Issue 054

September 2009

Who would have thought that a blue-blooded public schoolboy from an elite independent fee-paying boarding school in the English countryside would wind up as a cage fighter in the Ultimate Fighting Championship?  

It was a story missed by most headline writers, sliding under the radar, as James Wilks (who has been living in California having found himself a role in life training US law enforcement) dismantled the over-rated and rather loose-lipped DeMarques Johnson in the welterweight final of TUF 9. He kept it quiet, but Wilks had the most English of educations, attending preparatory school before going on to boarding school at the upper-class Uppingham, where fees are £25,000 a year [about $41,000]. Many of his school friends are now investment bankers, musicians and lawyers. One of them is an opera singer.  

Founded in 1584, Uppingham’s first notable schoolboy was Henry Ferne, who was chaplain to King Charles I, the monarch who was eventually deposed and executed after the first English civil war. Four hundred and something years later, Wilks now rightly takes his place in the UFC as a modern-day unarmed gladiator, with a six-figure contract in the most testing physical arena imaginable. Wilks may not have the skill-set to take the mantle from the likes of Georges St Pierre and may have already reached the big ‘three-oh’ in age, but he certainly possesses the composure that top-level fighters have mastered.  

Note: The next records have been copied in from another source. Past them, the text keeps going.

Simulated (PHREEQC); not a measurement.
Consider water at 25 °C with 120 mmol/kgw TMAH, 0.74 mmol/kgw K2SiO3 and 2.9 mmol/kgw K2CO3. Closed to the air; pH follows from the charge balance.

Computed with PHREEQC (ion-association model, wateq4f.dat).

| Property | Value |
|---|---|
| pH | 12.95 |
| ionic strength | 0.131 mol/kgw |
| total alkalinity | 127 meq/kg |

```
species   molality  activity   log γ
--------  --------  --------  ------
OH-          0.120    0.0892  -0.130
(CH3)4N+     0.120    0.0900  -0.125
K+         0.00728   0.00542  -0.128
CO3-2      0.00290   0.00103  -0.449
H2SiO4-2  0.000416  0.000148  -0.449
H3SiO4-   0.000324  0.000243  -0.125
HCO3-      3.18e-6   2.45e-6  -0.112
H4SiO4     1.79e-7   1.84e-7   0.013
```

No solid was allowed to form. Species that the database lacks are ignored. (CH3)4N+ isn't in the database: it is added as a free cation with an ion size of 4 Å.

Some will say he learnt his ‘stiff upper lip’ on the playing fields at school. Indeed, it is often reputed that the backbone of the expansion of the colonial British Empire were England’s Public Schools. They are often regarded as bastions of tradition, and misguidedly more closely associated with Harry Potter rather than ‘parry’ and ‘counter’. There is indeed a tradition of creating hard soldiers, going back to the days of ‘muscular Christianity’. In reality, it is no surprise that Wilks fared well in the TUF house. School had prepared him for it.  

Since his TUF triumph, I spoke to Wilks’ father, Gary, who explained that, as a teenager, young James had been hit in the face by a local thug while out in the street in Uppingham one evening. It was a seminal moment for the young man, who decided he would never allow it to happen again. Quiet chap but, let’s face it, who’d want to be on the wrong side of him?  

“I never thought he would end up as a cage fighter or Ultimate Fighter. But it is a case of ‘still waters running deep’ with James,” explained his father. “He’s a very gentle person, and plans everything he does like a chess game. He’s a very cerebral person, even as a fighter.”  

His father believes that Wilks’ fierce determination and physical prowess comes from his grandfather, Thomas Wilks, a paratrooper who fought in the Arnhem assault in World War II. The fighter’s father insisted that his son had eschewed a career in the military as he was “too much of a free spirit with his own sense of discipline.” Good luck to him. And for those who say Wilks is not English – poppycock!  

TUF 10 a serious wake-up call for Kevin Ferguson  

Kevin Ferguson, 35, could go on to become the star of the next series of The Ultimate Fighter. Yet he has one distinct disadvantage: his alter-ego, Kimbo Slice.  

Kimbo is a throwback in MMA, more akin to the early street fighters, and TUF 10 is going to be some wake-up call. They reckon the tough guy behind the scruffy beard – who has reputedly served ten years in prison and was once a bodyguard for a porn baron – is more of a pussycat, painting his toenails black, and fighting only for his ‘babies’. For the record, they are: Kevin Jr, Kevin II, Kevlar, Kassandra, Kiara and Kevina. I know. Tell me about it. Answers and reasons to that one on a postcard, please.  

His mother, Rosemary Clarke, says the 6’2”, 235lb ‘beast’ is really “a mother’s boy”. “Gentle, kind, easygoing, always sharing with his friends. He’s just a loveable person,” says Mrs Clarke. Yet he was famously dubbed ‘The King of the Web Brawlers’ by Rolling Stone magazine, and many of us have seen his unlicensed fights online.  

Slice’s next chapter is now set – as a cast member of The Ultimate Fighter season 10, currently being filmed in Las Vegas. I’m hearing from insiders that it has the makings of a dramatic series.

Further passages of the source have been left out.